Posted by: Sili | November 28, 2008 2:10 PM
Supposedly Marcus de Sautoy, Dawkypoo's usurper, has danced a proof of the irrationality of sqrt(3).
Posted by: The Science Pundit | November 28, 2008 2:18 PM
Can anyone tell me what the blue (neoprene) and tan (latex) gloves represent? Do they identify which dancers are the α and β hemes?
Posted by: Midnight Rambler | November 28, 2008 2:24 PM
You beat me to it; that's definitely the elite level, the "molecular happening"."tRNA, WHOOO!!!!"
Posted by: cyan | November 28, 2008 2:25 PM
How can one thouroughly understand the processes, unless one has tranferred them into neuron networks that activate their own bones & muscles? Integrate your entire being!
Aping another's dance without understanding: useless.
Creating a dance from the continuum of the understanding in the mind: ultimate.
And changing that dance when additional information is made available.

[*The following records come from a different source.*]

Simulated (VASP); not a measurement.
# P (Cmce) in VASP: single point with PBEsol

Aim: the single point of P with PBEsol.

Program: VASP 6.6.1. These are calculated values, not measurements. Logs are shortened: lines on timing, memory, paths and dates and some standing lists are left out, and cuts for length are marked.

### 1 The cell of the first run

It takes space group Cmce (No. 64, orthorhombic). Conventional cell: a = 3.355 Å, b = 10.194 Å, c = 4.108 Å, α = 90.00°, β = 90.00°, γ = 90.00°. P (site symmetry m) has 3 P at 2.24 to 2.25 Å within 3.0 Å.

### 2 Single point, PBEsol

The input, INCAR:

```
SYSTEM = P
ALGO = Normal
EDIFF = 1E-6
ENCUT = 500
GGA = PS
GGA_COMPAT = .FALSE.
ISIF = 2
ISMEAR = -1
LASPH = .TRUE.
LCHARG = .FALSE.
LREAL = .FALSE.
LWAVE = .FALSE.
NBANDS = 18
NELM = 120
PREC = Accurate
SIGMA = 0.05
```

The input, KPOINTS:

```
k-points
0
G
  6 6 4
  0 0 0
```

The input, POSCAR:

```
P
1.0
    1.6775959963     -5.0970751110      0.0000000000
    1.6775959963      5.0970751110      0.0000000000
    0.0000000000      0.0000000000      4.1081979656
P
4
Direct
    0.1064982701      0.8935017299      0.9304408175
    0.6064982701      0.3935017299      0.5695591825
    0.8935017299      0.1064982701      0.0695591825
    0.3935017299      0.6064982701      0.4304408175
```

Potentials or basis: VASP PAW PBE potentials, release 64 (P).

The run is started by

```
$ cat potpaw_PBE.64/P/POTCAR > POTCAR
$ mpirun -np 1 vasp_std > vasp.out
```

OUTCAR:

Doing and feeling the dances: viscerally appreciating the beauty.
Posted by: Rey Fox | November 28, 2008 2:39 PM
So, which one was Laurie Anderson?
Posted by: Pierce R. Butler | November 28, 2008 2:57 PM
... I'm too ungainly anyway.
(sigh). Yet another self-hating four-limbed vertebrate succumbs to tentacle envy.
Posted by: Stephen | November 28, 2008 3:01 PM
I once had to give a talk about my work without traditional visual aids, due to the fact that they forget to tell me I was expected to give a talk until about 20 minutes before I started! (I thought I was just going to the meeting to listen.) I improvised with a plant-pot, table, chair and one or two other odds and ends. Due in large part to the fact that the previous speaker was very dull, it was very well received.
Posted by: Art | November 28, 2008 3:26 PM
Okay, this opens up vast areas of opportunity for the liberal arts departments to shoehorn in the hard-science types.
Even a small change could shift things dramatically, in both senses.
Say that all PhD dissertations have to be delivered as an interpretive dance. I can see hard-science students flooding the liberal arts departments to get training in dance and drama.
It would be all to the good. The liberal art colleges could use a little science input and the science types, with a few exceptions, could do with a little training on how to be light on their feet and expressive. The opportunity to meet potential partners in a social setting doesn't hurt either side. Who knows, they might meet someone and get laid. Which can only help with the fluidity and imagination of their performance.
This would impose no great burden on the liberal arts majors who are pretty much doing the best they can with what they have to work with. Their dissertations are pretty much already presented in interpretive dance.
Posted by: khan | November 28, 2008 3:32 PM
But what about the finger puppets and epic poetry?
Posted by: mayhempix | November 28, 2008 3:34 PM
In an adult hi tech version of a scavenger hunt we had to choreograph a 1 minute dance of famous historical event and video record it with the cameras we were given.
I proposed the splitting of the atom. The other 5 members of our group formed a tight but humming pulsating moving knot and I ran towards them holding the camera in front of me as the rogue electron's POV. When we collided the knot burst apart and we were on our separate ways to destroy the next unsuspecting atom.
We won the scavenger hunt as well as best choreography.
Posted by: Michael I | November 28, 2008 4:35 PM
I can see it now...
Sometime next Fall...
PZ announces a challenge for scienceblogs' "Donor's Choose" campaign...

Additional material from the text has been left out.